# 6 – Locally Weighted Linear Regression

Locally weighted regression is also called LOESS or LOWESS. It’s inspired by cases when linear regression, which simply fits a line, isn’t sufficient, but we don’t want to overfit either. I found the notes by University of Manitoba, Canada to be an excellent resource for this topic.

## Motivation

One motivation of this algorithm is that we don’t always know how our data will look like. Sometimes we’re lucky, and it’s linear, so linear regression does a good job. Sometimes, it’s quadratic. Sometimes, it maybe sinusoidal, and sometimes it may just be all over the place. However, given a point we want to predict at, we want our prediction to be as good as possible. How do we achieve this?

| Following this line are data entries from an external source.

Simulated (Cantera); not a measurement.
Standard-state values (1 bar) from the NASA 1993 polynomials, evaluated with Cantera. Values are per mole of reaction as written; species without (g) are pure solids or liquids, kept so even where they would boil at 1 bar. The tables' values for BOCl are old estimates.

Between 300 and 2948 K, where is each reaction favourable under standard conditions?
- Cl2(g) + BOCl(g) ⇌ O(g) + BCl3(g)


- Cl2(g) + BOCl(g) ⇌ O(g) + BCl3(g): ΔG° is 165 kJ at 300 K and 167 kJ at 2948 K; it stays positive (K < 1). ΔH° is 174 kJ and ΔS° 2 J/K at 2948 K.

One rather intuitive reasoning is that although all the points together may not help us build a nice model, the points near to the test point are a good way to estimate the value we should predict. We’re still doing regression, but we’re giving more focus, or emphasis, or (you see where I’m going here) weightage to points in the training data that are close to the point we want to make a prediction on. Here’s an example from the lecture slides I linked to above. The blue dots are the training data. We have a test point, $x^{(new)}$, and we want to predict the value of $y$. Obviously, fitting one line to this whole dataset will lead to a value that’s way off the real one. Let’s use this weighting concept and only look at a few nearby points, and perform regressions using those nearby points only: Well that’s significantly better. It looks like the predicted value of $y$ is something we’d expect given how our curve looks. Let’s now go over the math for this, and see how we change standard linear regression to this.

## The model: similarities

The good news is that a lot of the model remains the same. In particular, our hypothesis function remains exactly the same, that is, given a test case $x$, we predict: $h(x) = \Theta^T x$

So we still have to find the parameters $\Theta$ and output the same hypothesis function. Let’s now see what’s changed to make this weighting effect happen.

## Tweaking standard linear regression

In standard linear regression, we took the training data, used gradient descent to fit the parameters, and that was it. We didn’t need the training data to make a prediction. Notice, however, that in locally weighted linear regression, we need the training data as well as the parameters to make a prediction, because we also need to know which points are close to the test point. This also means that we don’t have one ready model that we can use for any new test point. For this reason, locally weighted linear regression is called a non-parametric model.

Recall now, that in standard linear regression, we fit $\Theta$ to minimize the cost function: $J(\Theta) = \frac{1}{2m} \sum_{i=1}^m \left( h(x^{(i)}) - y^{(i)} \right)^2$

The only difference now is that we need a weight term, like so: $J(\Theta) = \frac{1}{2m} \sum_{i=1}^m w^{(i)} \left( h(x^{(i)}) - y^{(i)} \right)^2$

This weight term is obviously a function of the test point and the training data points. Why? Because it needs to tell us how close the test point is to each of the training data points. Such a distance measure is called a kernel function. Kernel functions will be useful in other learning algorithms as well, particularly in Support Vector Machines. For locally weighted linear regression, an extremely popular choice is the Gaussian kernel. The reason is that this kernel function reflects what we want with this kernel: for points that are close to the test point, the value is higher, and for points far away, it tends to (but never equals) zero. Let’s have a look at this kernel function: $w^{(i)} = \exp \left(- \frac{(x^{(i)} - x)^2}{2 \tau^2} \right)$

Most of the terms should be familiar. $x^{(i)}$ is each training example point. $x$ is the test point. We have a new parameter, $\tau$. This in effect determines the width of the kernel. Let’s visualize this: It’s now easy to see that if $\tau$ is bigger, then more points are considered while fitting our local linear regression model. This is a hyperparameter, which means that it is a parameter of the model, but it’s one that you choose, not one that the model learns.

One way to look at this kernel function is that for training points near the test point, $x^{(i)} - x$ is small (close to 0), so the weight is close to 1. For training points far away, $x^{(i)} - x$ is big, so the weight term is close to 0.

Without proof, I’ll state here that the optimal value of $\Theta$ here is given by: $\Theta = (X^T WX)^{-1}X^T WY$

If you notice closely, you’ll see that this is exactly what we derived for the standard linear regression model, except that $X^T X$ is replaced by $X^T WX$.